On Mar 10, 2009, at 10:38 PM, Mark Spezzano wrote:
Hi,
I’m an experienced software developer, but a bit of a newbie when it comes to parallel processing in any language.
Question 1:
Is there any programmatic change in dealing with multiple threads as opposed to multiple cores in most languages (specifically Haskell)?
That is, to write multiple threads you normally “spin-off” a new thread which runs in parallel along with other threads. Is Haskell smart enough to do this by magic by itself, or would I need to tell it explicitly : Run thread A whilst running thread B
Also, what about multicore architectures? Do I have to tell the language to spin off two separate programs to run on each core and then somehow use some kind of communications to exchange data?
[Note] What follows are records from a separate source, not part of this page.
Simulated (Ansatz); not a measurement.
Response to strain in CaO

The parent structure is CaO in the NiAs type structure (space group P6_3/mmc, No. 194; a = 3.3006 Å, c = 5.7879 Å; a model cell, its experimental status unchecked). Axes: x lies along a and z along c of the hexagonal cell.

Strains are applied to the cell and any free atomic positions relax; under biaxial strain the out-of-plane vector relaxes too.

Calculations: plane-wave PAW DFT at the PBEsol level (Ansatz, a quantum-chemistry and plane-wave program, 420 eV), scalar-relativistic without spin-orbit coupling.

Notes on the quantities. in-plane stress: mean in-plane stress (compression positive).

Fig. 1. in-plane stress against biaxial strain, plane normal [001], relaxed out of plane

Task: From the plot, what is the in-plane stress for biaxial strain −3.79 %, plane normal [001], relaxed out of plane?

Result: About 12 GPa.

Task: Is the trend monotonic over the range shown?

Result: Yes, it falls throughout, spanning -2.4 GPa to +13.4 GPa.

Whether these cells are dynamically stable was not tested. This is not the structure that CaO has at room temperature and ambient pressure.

GHC's parallel runtime, which is what we're really talking about when we're talking about Haskell concurrency, operates roughly like this: Threads at the language level are "green" -- i.e. they are conceptually threads, and the runtime schedules them as it sees fit, but they aren't tied to any given core for execution. You can create (using the forkIO primitive) as many new threads as you like. If you then execute your program with runtime options (i.e. +RTS -N 2 for two cores) that specify how many actually operating system threads you want, the runtime will then map your set of green threads onto OS threads (and presumably cores) in what it thinks is an efficient manner. Communication between threads is via MVars, which are like one-item mailboxes, and are one concurrency primitive, or TVars, which are for Software Transactional Memory.
I also assume that, in theory it would be possible to have multiple threads running on each core. Say, 3 threads spawned from program 1 running on core 1 and 5 threads on program 2 running on core 2
Generally, the runtime system moves threads between cores as it sees fit. However, you can tie threads to particular cores using other concurrency primitives (i.e. runInBoundThread). See the documentation for Control.Concurrent (http://www.haskell.org/ ghc/docs/latest/html/libraries/base/Control-Concurrent.html) and Control.Concurrent.STM (http://www.haskell.org/ghc/docs/latest/html/ libraries/stm/Control-Concurrent-STM.html) for more details.
Likewise I would suppose that it would be possible to have multiprocessors, each potentially multicore, each core running multiple threads.
Yep, see above, although I don't know of any way to distinguish between cores and processors as you're really just mapping to OS threads (i.e. capabilities) and relying on the OS to distribute these among cores and processors reasonably.
Question 2:
In light of the above statement, is the programmatic change DIFFERENT for dealing with each of
a) Multithreading in Haskell versus
b) Multicores in Haskell verus
c) Multiprocessors in Haskell
Generally, you'll want to write concurrent Haskell code as an abstraction to think about things that are "naturally" concurrent -- i.e. which are best thought of as happening at the same time. At runtime, you specify how many OS capabilities you want to map onto. For algorithms where you want computations to happen in parallel, there's an entirely different set of operations, based around `par` (see Control.Parallel [http://www.haskell.org/ghc/docs/latest/html/ libraries/parallel/Control-Parallel.html] and Control.Parallel.Strategies). In neither case should you need, generally, to concern yourself with the details of threads vs. cores vs. processors. Cheers, Sterl.